NAUGATUCK — Residents aired their displeasure with the second proposed budget at a public hearing Monday night.
The proposed 2014-15 spending plan is $113.8 million, which is an increase of $2.91 million or 2.62 percent over the 2013-14 budget. The increase will be offset by revenues and under this plan the mill rate would be 44.68 mills or 0.12 mills less than the 2013-14 rate.
For most who spoke before the Joint Boards of Finance and Mayor and Burgesses the spending cut wasn’t enough.
Resident David O’Connor said the total reduction proposed in the general administration section of the budget is $26,599 from the $2.9 million allocated.
“[That’s] less than one-tenth of a percent. It’s cosmetic,” O’Connor said.
O’Connor said the citizens would like the borough to find ways to make larger cuts.
Former Board of Finance member Matthew Katra, who spearheaded the first petition effort to force the referendum, said he wasn’t pleased with the fact that most of the money that had been removed from the budget was only being deferred to later years.
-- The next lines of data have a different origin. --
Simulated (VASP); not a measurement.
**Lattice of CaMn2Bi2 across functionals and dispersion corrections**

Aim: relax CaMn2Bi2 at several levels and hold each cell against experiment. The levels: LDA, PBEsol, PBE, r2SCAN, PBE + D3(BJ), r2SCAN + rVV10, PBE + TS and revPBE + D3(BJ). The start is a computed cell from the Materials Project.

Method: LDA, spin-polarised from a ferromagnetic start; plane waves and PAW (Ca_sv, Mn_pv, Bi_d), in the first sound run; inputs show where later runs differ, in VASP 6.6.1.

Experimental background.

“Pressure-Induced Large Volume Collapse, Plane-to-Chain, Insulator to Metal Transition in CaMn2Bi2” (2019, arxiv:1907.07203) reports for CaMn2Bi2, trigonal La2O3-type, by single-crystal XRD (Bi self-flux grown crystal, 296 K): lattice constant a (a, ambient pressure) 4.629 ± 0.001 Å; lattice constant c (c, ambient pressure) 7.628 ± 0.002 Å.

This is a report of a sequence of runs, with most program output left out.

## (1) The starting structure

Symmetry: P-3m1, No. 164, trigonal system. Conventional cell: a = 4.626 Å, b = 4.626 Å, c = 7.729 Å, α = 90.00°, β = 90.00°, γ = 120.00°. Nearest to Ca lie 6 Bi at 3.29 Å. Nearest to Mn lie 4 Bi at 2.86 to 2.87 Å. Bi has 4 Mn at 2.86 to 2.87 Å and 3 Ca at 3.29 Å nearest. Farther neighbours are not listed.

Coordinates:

“There were some changes made, but most of them were only to delay expenses. Of the $1.4 million removed from the budget, only about $400,000 was truly removed. The rest was only deferred to later years,” Katra said.
Katra said the mill rate reduction was due to the use of one-time revenue, such as $800,000 from the borough’s fund balance.
Resident Kevin Kuzma said the problems the borough has with the budget have been long-standing issues and have hurt morale in the community.
“There’s a generalized low morale in town. Young families like my own, my friends’, and groups of people I socialize with, generally speaking, would leave if we could. If the values of our homes were adequate and we had an opportunity to move we would quite frankly. It’s sad in a way, but it’s true,” Kuzma said.
Kuzma said the issue isn’t just what is in the budget, but what the budget doesn’t address as well.
“There are a lot of little things that add up to the poor morale. Sometimes it’s just driving through town and the way the town looks, with overgrown weeds, bumpy roads, litter. They seem like little things, but they kind of add up and have a cumulative effect on the morale and psyche on the residents of the town,” Kuzma said.
Kuzma said he is not against paying taxes, but wants to know that he’s getting his money’s worth.
“I don’t mind paying taxes. You pay taxes in everywhere you live. Some are higher. Some are lower. Some you get one thing and some you get another. There’s just a general feeling among me and my peers that we don’t get what we pay for,” Kuzma said.
Resident Dilza Hawkins said she is on a limited salary and would find it difficult to pay for another tax increase on top of all her other bills. She questioned why town employees are getting raises, while many residents had not received a raise at their jobs.
“We are grateful we still have a job,” Hawkins said.
Former Board of Finance member Don Carten stood alone on Monday in voicing his concerns of cutting the budget any further.
Carten said numerous cuts have been made to services around town. He feared it would have a negative impact on his property value if any more services were cut.
Carten said for many people their home is their biggest investment. If there aren’t any services to attract potential buyers to the borough, he said, it will be difficult for people to receive a good return on those investments.
The joint boards will meet again on Aug. 12 for the final adoption of the budget. Another referendum can be forced if residents petition to do so.
On Monday Katra was collecting signatures. He said he wasn’t sure if he was going to try and force a second referendum yet. It will depend on what additional cuts the joint boards make to the budget, he said.